The Queens of Africa dolls are based on Nigeria's three largest groups — Nneka is Igbo, Wuraola is Yoruba, and Azeezah is Hausa — and each has traits that are meant to empower the girls who play with them. On the company's website, there's even a photo of the three dolls holding a #BringBackOurGirls sign. (Okoya has also created books that pair with each of the dolls, so those traits are doubly reinforced.)

Okoya, who has a daughter, says he came up with the idea in 2007.

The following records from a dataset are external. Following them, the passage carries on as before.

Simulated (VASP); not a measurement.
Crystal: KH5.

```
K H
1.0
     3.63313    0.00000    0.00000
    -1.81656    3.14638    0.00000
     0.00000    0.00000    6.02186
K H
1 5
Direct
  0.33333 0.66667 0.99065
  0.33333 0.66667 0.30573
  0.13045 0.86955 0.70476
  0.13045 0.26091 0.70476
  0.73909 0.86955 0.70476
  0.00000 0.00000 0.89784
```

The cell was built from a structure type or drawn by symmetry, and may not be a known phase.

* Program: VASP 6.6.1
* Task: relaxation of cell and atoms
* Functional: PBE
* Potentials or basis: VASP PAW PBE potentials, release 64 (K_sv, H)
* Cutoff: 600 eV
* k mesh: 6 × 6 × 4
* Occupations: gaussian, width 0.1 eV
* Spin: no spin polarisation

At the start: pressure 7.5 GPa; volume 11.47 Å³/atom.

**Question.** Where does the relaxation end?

"All the dolls in the house were all white, and I was like, 'Oh, OK, that's a problem,' " Okoya says in a video promoting his dolls. "Because when you load a child with all this, it becomes an acceptable form of ... how you should look. And so I thought, I want to use my dolls to teach Nigerian culture, African culture."

He tells Elle magazine:

"The 'Queens of Africa' definitely fill a void in the market. I say this because the first reaction we got from retailers was resistance. They said, 'black dolls don't sell.' I then embarked on an educational campaign via various media, telling people about the psychological impact dolls have on children, and dolls in the likeness of the African child can have on them. It took almost three years for the idea to get accepted."

Okoya tells Reuters that he's shipping more and more of his dolls abroad — including to the U.S. So maybe we'll be seeing more of these dolls on our shelves.